The Washington Post
The lawyers who pushed Trump’s falsehoods may soon be done lawyering
Norman Eisen, Joanna Lydgate
In the aftermath of the attempted insurrection at the U.S. Capitol on Jan. 6, the country is grappling with how to hold accountable those who promoted the Big Lie that helped trigger the violence: that the 2020 presidential election was stolen. When President Donald Trump and his enablers began bringing that Big Lie to court, some experts warned that these lawyers may never face disciplinary proceedings. But Monday’s disbarment complaint against Sidney Powell and three additional attorneys for alleged misconduct in Michigan, as well as ethics complaints elsewhere against Rudolph W. Giuliani and others, are important steps in that direction.
On Monday night, Michigan Attorney General Dana Nessel (D) joined Gov. Gretchen Whitmer (D) and Secretary of State Jocelyn Benson (D) — all three themselves licensed lawyers — in seeking to disbar “the Kraken” Powell and her colleagues for “violat[ing] their oath and the ethical rules to which they are bound.”
As the former ethics chief in the Obama administration and a former state deputy attorney general, we applaud the Michigan leaders for bringing this case, which rests on alleged violations of three ethics rules.
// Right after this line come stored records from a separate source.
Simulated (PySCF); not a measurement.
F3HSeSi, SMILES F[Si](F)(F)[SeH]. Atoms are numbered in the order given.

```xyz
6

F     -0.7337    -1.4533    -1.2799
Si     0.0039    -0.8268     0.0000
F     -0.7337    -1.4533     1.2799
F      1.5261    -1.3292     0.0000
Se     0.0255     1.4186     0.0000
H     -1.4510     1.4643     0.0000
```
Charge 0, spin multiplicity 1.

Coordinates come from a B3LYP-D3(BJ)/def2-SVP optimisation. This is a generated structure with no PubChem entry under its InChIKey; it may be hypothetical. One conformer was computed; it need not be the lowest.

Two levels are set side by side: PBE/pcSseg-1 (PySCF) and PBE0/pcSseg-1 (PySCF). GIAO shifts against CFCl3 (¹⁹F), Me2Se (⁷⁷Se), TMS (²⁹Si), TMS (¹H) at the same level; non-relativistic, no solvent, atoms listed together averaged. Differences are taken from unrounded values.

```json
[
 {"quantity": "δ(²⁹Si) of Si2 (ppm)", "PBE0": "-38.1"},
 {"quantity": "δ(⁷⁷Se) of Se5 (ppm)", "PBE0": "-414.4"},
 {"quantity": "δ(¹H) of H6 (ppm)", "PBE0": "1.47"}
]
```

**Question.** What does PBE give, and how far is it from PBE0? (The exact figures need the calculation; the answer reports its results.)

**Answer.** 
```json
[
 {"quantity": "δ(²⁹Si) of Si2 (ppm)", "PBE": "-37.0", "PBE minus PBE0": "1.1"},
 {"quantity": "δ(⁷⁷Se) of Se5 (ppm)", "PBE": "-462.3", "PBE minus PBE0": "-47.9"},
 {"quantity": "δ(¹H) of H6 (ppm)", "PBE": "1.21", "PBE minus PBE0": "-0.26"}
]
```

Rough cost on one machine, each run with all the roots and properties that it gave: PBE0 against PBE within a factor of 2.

Lawyers have a duty not to file frivolous litigation. The three constitutional officers in Michigan argue that the bizarre claims Powell advanced about election theft meet that standard. These included nonsensical assertions somehow involving Hugo Chávez, the Venezuelan dictator who died almost eight years ago. Initial filings also included allegations of fraud in “Edison County,” a county that does not exist in the Great Lakes State. No wonder a Michigan federal court said that the lawsuit was “less about achieving the relief Plaintiffs seek — as much of that relief is beyond the power of this Court — and more about the impact of their allegations on [the] People’s faith in the democratic process and their trust in our government.”
You don’t have a ‘right’ to a lawyer when you’re trying to steal an election
Lawyers also have a duty of candor to the court, and Nessel and her colleagues allege that Powell’s filings here were packed with falsehoods. Powell claimed that an anonymous affiant named “Spyder” to be a military intelligence analyst, when, according to news reports, in fact he “never completed the entry-level training course” and “kept washing out of courses” in his military intelligence training. Other Powell filings had allegedly false statements about turnout rates, denial of observer access to vote counting, purported mishandling of ballots and much more.
Finally, lawyers are ethically required to avoid dishonesty, fraud, deceit or misrepresentation. The filings here were riddled with them, according to the disbarment complaint.
The disbarment proceedings come amid a wave of similar actions in Michigan. Nessel filed an earlier motion for sanctions against Powell and others. The city of Detroit has also filed a motion for Rule 11 sanctions against seven lawyers involved in the “Kraken” lawsuits, and asked the court to refer the attorneys — including Powell and Lin Wood — for disciplinary action. Michigan is not alone in seeking accountability: In Arizona, seven lawyers jointly filed an ethics complaint against 21 attorneys (including Powell) who went to court on behalf of Trump, the Arizona Republican Party or others. The eight-page letter alleges that the attorneys knowingly brought 10 “utterly meritless cases” against election officials.
Significant developments in accountability also occurred Monday against another infamous member of Trump’s legal team: Giuliani. The ethics complaint against him filed with the New York State Bar, which requests an investigation of his fitness to practice law and a suspension of his law license, was supplemented with new complainants and information. Now endorsed by more than 7,500 people, including 14 former federal judges, the supplement points out that Giuliani has continued to add to what was already an “overwhelming public record of Mr. Giuliani’s lies and the grave consequences for Americans and American democracy,” raising serious issues under the state’s rules of professional conduct.
In the immediate aftermath of the 2020 election, some ethics experts warned not to hold out hope for ethics actions against Trump attorneys. One scholar noted, for example, that bar counsels “are highly resistant to charging any lawyer pressing a political agenda for a willing client, inside or outside of court.” That was in November. Now, dozens of frivolous lawsuits and one insurrection later, the landscape has significantly changed.
These initial efforts undertaken by the states represent a gathering storm. In other moments of alleged misconduct in which lawyers have been implicated — Watergate comes to mind — the result has been disbarment, a fate suffered by president Richard Nixon’s former attorney general John Mitchell and others involved in that scandal.
Although the full scope of accountability here is not yet clear, a movement is swelling to see the lawyers who perpetrated the Big Lie — and therefore bear a measure of moral responsibility for the violence that eventually resulted — brought to justice. This is just the beginning.